Figure 1: Schematic representation of on-chip ultrafast pulse amplification [1]

The process of on-chip femtosecond pulse amplification is depicted in Figure 1a: A signal light of 1.81 mW with a central wavelength of 1815 nm and a repetition frequency of 1 GHz is coupled into the amplifier and pumped by continuous light at 1610 nm in the thulium-doped alumina gain layer. This results in the final output of 116 fs pulses with an energy of 95 pJ and a spectral bandwidth of 3.5 THz. Figure 1b illustrates the pulse evolution during amplification, where the broadened pulse primarily undergoes linear transmission in the amplifier waveguide, with nonlinear effects becoming significant only towards the end of the transmission. For compact integration, as shown in Figure 1c, the total length of the amplifier waveguide structure is 12 cm, comprising approximately 10 cm of straight waveguide segments providing gain and around 2 cm of curved waveguide segments. The straight and curved waveguides are seamlessly connected by a tapered waveguide, with the optical mode field distributions at different positions displayed in Figures 1d and 1e, respectively.

Figure 2: Design schematic of the amplifier [1]

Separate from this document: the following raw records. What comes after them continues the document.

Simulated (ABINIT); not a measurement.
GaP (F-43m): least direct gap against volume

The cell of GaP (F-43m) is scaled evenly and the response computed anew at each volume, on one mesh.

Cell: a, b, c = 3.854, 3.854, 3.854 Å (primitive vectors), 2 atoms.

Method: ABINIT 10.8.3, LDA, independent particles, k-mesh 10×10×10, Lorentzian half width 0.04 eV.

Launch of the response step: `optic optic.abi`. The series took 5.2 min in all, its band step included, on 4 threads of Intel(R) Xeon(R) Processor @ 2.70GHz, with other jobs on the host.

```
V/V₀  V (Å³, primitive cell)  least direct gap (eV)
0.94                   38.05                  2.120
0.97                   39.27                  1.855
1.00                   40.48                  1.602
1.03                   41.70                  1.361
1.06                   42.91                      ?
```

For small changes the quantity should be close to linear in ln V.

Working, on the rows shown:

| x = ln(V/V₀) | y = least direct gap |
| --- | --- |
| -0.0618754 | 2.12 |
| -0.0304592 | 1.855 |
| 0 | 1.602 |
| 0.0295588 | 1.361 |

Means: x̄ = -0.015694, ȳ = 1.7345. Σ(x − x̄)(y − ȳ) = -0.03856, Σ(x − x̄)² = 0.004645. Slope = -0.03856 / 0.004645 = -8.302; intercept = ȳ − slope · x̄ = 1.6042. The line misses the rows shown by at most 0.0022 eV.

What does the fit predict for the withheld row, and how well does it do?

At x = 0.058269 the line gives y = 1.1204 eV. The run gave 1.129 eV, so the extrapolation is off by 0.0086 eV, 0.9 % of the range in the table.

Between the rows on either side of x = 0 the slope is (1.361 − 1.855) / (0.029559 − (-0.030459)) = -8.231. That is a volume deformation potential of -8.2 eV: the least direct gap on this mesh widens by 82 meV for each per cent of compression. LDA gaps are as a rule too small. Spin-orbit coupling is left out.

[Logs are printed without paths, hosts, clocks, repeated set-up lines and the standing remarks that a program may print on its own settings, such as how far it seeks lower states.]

By meticulously designing the size parameters of the amplifier, such as the width of the silicon nitride waveguide and the height of the thulium-doped alumina gain layer (as shown in Figure 2a), the optical field is concentrated primarily within the gain layer during amplification in the straight waveguide segment, maximizing energy extraction. As the light propagates through the curved waveguide, the optical field is predominantly distributed within the waveguide to minimize transmission loss. Furthermore, as depicted in Figure 2b, by fine-tuning the system parameters, full positive group velocity dispersion is achieved throughout the amplifier structure, enabling efficient pulse compression. Figure 2c illustrates the evolution of the optical mode field distribution in the tapered waveguide that connects the straight and curved waveguides.

Figure 3: Experimental test results of the amplifier [1]

After successfully fabricating the chip, the research team set up a test optical path as shown in Figure 3a and employed the FROG method to measure the time-domain characteristics of the output pulse. At a chip pump power of 700 mW, the output pulse power reached 95 mW, with a gain of approximately 17 dB. Figures 3d, 3e, and 3f present the FROG measurement and reconstruction diagrams of the original pulse, chirped pulse, and output pulse, respectively. Observing Figure 3f, it is evident that the output pulse exhibits a weak residual third-order dispersion, which the research team attributes to the limited gain bandwidth and nonlinear phase accumulation during amplification. In summary, this study demonstrates a 50-fold amplification of 1 GHz femtosecond pulses on a CMOS-compatible photonic chip with a peak power of 800 W, achieved through the optimized design of a large-mode-field gain waveguide. This research paves the way for large-scale, high-power on-chip integrated ultrafast light sources, fostering further advancements in on-chip photonics.

References:

[1] Gaafar M A, Ludwig M, Wang K, et al. Femtosecond pulse amplification on a chip[J]. 2023. DOI:10.1038/s41467-024-52057-3.